‘This was my time’: Malinin takes men’s figure skating crown with record performance

MONTREAL — The second Ilia Malinin took the ice on Saturday night, he decided he would try to play the ace up his sleeve. “I knew that this could be the best skate of my life,” he said. “Or it could go terribly wrong.

MONTREAL — The second Ilia Malinin took the ice on Saturday night, he decided he would try to play the ace up his sleeve.

“I knew that this could be the best skate of my life,” he said. “Or it could go terribly wrong.”

The self-proclaimed “Quad God” lived up to his nickname, spinning through the air and landing his patented quad axel to open his free program.

And the rest was history.

Malinin hit five more quad jumps cleanly to snatch the men’s singles crown and set a record at the world figure skating championships.

The 19-year-old American star scored an unprecedented free program mark of 227.79 while skating to the “Succession” soundtrack in the final performance of the worlds. That brought his total to 333.76 — more than 20 points above the rest of the field.

Olympic champion Nathan Chen, also of the United States, held the previous free program record of 224.92 set in 2019.

Malinin’s jaw-dropping display had fans in the Bell Centre seats cheering, gasping and gearing up for a standing ovation 15 seconds before his athletic feat was over.

By the time it finished, Malinin couldn’t stay on his feet. He dropped to the ice in disbelief and put his hands over the ecstatic expression on his face as applause rained down.

“To hear the crowd go wild when I didn’t even finish my program yet is just an incredible experience,” he said. “It was so amazing to me. I couldn’t even hold myself up, it was just that emotional to me.”

Malinin dethroned two-time defending world champion Shoma Uno of Japan, who fell to fourth (280.85) after missing two quad jumps to start his program. 

Yuma Kagiyama of Japan took silver (309.65) and Adam Siao Him Fa of France claimed bronze (284.39).

All they could do was tip their caps to what they’d just witnessed.

“It was amazing,” Siao Him Fa said.

“I put it all out there, I did as much as I could,” added Kagiyama. “What I really realized was, try as I might, I probably wouldn’t have been able to win this championship.”

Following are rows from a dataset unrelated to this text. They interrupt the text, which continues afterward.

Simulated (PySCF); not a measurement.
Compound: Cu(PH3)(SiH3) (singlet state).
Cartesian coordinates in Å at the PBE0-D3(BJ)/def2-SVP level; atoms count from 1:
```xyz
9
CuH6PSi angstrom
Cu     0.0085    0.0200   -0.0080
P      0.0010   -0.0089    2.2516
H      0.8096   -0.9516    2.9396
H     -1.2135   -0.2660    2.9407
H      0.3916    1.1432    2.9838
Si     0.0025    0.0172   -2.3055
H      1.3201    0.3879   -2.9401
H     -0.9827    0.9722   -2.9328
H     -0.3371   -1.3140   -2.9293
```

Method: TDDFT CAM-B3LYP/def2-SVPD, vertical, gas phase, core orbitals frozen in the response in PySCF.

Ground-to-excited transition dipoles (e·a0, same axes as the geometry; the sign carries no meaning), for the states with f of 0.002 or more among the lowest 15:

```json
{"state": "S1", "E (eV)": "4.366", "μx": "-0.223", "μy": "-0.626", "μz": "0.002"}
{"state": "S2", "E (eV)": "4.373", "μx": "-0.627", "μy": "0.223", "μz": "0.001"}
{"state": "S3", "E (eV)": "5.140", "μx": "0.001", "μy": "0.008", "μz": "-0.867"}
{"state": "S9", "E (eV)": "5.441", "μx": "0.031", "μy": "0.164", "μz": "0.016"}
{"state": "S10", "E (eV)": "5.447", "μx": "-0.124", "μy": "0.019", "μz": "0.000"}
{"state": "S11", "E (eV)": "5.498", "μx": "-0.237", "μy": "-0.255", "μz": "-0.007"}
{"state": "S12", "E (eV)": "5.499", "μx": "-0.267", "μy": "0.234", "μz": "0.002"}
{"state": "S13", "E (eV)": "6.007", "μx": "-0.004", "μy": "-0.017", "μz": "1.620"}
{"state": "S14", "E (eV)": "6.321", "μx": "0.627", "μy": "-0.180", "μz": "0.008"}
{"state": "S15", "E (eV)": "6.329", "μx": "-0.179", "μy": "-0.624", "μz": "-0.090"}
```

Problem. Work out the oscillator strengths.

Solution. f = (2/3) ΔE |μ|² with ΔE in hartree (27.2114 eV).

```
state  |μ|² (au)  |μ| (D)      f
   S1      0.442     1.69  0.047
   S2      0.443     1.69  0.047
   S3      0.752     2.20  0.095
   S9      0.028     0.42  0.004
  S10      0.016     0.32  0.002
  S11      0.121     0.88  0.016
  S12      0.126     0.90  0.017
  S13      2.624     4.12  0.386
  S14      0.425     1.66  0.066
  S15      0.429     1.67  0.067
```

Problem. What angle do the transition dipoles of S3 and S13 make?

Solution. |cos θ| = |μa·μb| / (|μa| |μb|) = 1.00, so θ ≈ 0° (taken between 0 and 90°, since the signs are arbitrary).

Malinin wasn’t even feeling anywhere near his best in the weeks leading up to the worlds. He clarified Saturday that he’s been fighting a left foot injury that almost kept him out of the competition.

That was apparent in Thursday’s short program, where he put on a pedestrian showing by his standards and placed third.

But after hitting his quad axel Saturday and building momentum through the first few segments of the program, those concerns looked long gone.

By the time he reached the second half of it he was already pumping his fists in celebration mid-movement, well aware that he was on his way to something special.

“I felt right then and there that this was my time,” he said. “I had to just deliver the rest of the program.”

In case that wasn’t enough, Siao Him Fa put on an awe-inspiring performance of his own earlier in the competition, hitting four quad jumps and a backflip — for which he lost two points in the scoring but won many more with the impressed fans.

He vaulted up to third after a disastrous 19th-place finish in the short program, and waited two hours in the podium seats while the rest of the skaters finished.

“The two hours was a bit long,” he said. “I was starving.”

Kagiyama was no slouch either — he hit three quads and produced a season-best score.

But the night was about Malinin and his unparalleled showing. After hitting six quads, what could be next?

“I’ll leave it as a surprise, as always,” he said.

Earlier Saturday, 2022 Olympic champions Madison Chock and Evan Bates of the United States defended their ice dance world title. Canada’s Piper Gilles and Paul Poirier won silver and Italy’s Charlene Guignard and Marco Fabbri claimed bronze.

It was Montreal’s first time hosting the event since 1932. Boston will hold the 2025 competition.